I met Mick Fleetwood when I had just gotten into Fleetwood Mac, and he asked, “How do you know about our band?” And I said, “Do you remember a show called Glee?”
Every couple of years, it would keep being regenerated in the culture. They gave it a full episode of Glee, knowing this is a thing people will react to.
A driving force of the book is the young people to whom Rumours is deeply meaningful. How did you find all these kids?
I wish I could act like I’m such a great shoe-leather reporter, knocking on doors and finding people. But [I shared] one vague social media post that was just like, “Hey, if any of your kids or any younger relatives or friends who are big fans of Rumours, let me know.” And I booked 13 interviews the next day.
Mark Ronson is another prominent voice in the book, and you’re speaking with him at the book’s launch event. Why did you feel like he’d be a good person to talk about Fleetwood Mac with?
I don’t even know if there was a specific reason that I asked—and as you see, he was great. All the stuff that he contributed was really smart and perceptive. He did a thing that I love, which is that when we started to talk, a couple of minutes in, he was like, “You know what? Wait a second. Call me back in five minutes. I want to go listen to ‘Dreams’ and have the actual sound in my head, so that I know what I’m talking about when I’m talking about the sounds of these instruments.”
I really enjoyed the structure of the book, especially the second part, where each chapter is centered around a song, and associated with a topic or a theme.
I had this thought that a lot of the songs have specific stories attached to them. I wanted to talk about the TikTok of the guy on the skateboard with cranberry juice, so, we [did] that when we talk[ed] about “Dreams.” I want[ed] to talk about the “Silver Springs” reunion moment and everything that that’s become, and the way that that inspired Daisy Jones.

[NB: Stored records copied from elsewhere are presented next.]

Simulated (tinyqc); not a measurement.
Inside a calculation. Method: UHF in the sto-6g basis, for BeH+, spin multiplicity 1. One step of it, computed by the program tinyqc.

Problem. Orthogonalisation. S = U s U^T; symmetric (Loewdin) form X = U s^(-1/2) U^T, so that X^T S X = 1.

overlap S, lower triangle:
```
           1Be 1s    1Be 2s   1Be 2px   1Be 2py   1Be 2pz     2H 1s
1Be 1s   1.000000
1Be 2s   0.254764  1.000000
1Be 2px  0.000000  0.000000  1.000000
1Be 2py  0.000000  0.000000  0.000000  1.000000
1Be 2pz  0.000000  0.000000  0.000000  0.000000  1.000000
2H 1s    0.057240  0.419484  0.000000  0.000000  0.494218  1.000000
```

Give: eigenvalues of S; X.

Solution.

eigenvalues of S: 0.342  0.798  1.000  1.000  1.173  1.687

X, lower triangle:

The hardest one [was] the opening song. “Second Hand News” is such a weird opener for this album, and there isn’t some crazy story that’s attached to it. What do you do with that? And so what I ended up writing about is that all these other blockbuster albums have blockbuster first songs. Appetite for Destruction starts with “Welcome to the Jungle,” Hotel California starts with “Hotel California,” Thriller starts with “Wanna Be Startin’ Somethin’.” Big mission statement songs. And [“Second Hand News”] is this weird, almost unfinished throwaway song. And so, what does it mean for the album that it isn’t coming in hot with this big thing blasting?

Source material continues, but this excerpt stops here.